You can generate JSON files yourself, or use one of the several convertors that come with Tsakorpus. The convertors are located in the src_convertors directory. A convertor takes a collection of files in one of the source formats, as well as a number of additional setting files, and converts them to the Tsakorpus JSON. You can find out more here.

Normally, conversion takes 1-10 minutes per million tokens. However, if the source convertor has to cut media files, this may take much longer (up to several hours per million tokens).

Indexing

In order to index a copus, you have to adjust settings in the conf directory and put plain or gzipped JSON files to corpus/%corpus_name%. It is important to choose a unique name for the corpus, as it defines the names of the Elasticsearch database indexes where it is stored.

After these preliminary steps, you have to launch indexator/indexator.py and wait until it reports that the corpus has been successfully indexed or that something went wrong. The indexator basically transfers the source JSON files to the database with minor technical additions. Besides, it calculates statistics such as word frequencies, which it also puts to the database. In the course of indexing, it stores all word types with their statistics in the memory, which can lead to huge memory consumption in the case of large corpora (>> 50 million tokens; see the subsection below).

If you have lots of files and only want to test Tsakorpus on a small sample of them before putting it to production, you can set the sample_size parameter in corpus.json.

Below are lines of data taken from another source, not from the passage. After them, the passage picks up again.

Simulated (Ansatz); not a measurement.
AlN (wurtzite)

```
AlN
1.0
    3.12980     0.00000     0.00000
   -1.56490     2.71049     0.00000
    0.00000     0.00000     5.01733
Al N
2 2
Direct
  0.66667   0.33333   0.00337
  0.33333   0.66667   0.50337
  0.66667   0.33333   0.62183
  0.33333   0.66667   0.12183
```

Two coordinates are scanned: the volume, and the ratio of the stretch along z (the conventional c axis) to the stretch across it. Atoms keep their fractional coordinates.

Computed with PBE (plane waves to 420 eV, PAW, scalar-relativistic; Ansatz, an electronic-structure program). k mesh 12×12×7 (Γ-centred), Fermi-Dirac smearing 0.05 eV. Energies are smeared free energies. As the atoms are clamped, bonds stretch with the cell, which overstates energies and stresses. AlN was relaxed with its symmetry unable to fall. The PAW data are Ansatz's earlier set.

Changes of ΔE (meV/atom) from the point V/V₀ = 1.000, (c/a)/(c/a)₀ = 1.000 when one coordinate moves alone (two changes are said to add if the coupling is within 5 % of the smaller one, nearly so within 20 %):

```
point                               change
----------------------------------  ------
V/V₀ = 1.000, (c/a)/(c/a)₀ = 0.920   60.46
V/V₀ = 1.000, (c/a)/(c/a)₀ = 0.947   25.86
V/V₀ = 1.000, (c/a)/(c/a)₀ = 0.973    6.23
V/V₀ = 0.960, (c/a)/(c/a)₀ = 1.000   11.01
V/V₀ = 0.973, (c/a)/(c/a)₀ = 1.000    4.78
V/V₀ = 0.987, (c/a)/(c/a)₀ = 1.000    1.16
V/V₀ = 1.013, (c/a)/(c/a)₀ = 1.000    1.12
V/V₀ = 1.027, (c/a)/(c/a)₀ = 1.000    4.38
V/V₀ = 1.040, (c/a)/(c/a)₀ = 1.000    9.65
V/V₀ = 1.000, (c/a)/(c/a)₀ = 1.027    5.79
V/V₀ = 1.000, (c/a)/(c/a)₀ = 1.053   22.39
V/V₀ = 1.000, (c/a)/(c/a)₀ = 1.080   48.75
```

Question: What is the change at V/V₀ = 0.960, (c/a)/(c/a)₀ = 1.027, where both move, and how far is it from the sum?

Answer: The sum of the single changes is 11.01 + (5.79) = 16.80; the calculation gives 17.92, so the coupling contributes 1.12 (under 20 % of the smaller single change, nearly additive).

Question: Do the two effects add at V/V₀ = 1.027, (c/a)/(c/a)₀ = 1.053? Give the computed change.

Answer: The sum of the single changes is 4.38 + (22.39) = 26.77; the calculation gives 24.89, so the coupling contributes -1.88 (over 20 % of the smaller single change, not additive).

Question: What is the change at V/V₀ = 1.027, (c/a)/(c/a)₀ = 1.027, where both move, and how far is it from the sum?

The indexator creates following elasticsearch indexes:

  • %corpus_name%.sentences – main index: all sentences of the corpus;

  • %corpus_name%.docs – metadata for corpus documents;

  • %corpus_name%.words – contains three types, lemma, word and word_freq. The instances of the first two are all lemma / word types with statistics (identical word forms with different annotations are considered different types). Each instance of the latter contains frequency statistics for each (word, document) tuple.

You can find out more here.

Memory and disk space consumption

(If your corpus contains less than 1 million tokens or 100,000 sentences, you may safely skip this subsection.)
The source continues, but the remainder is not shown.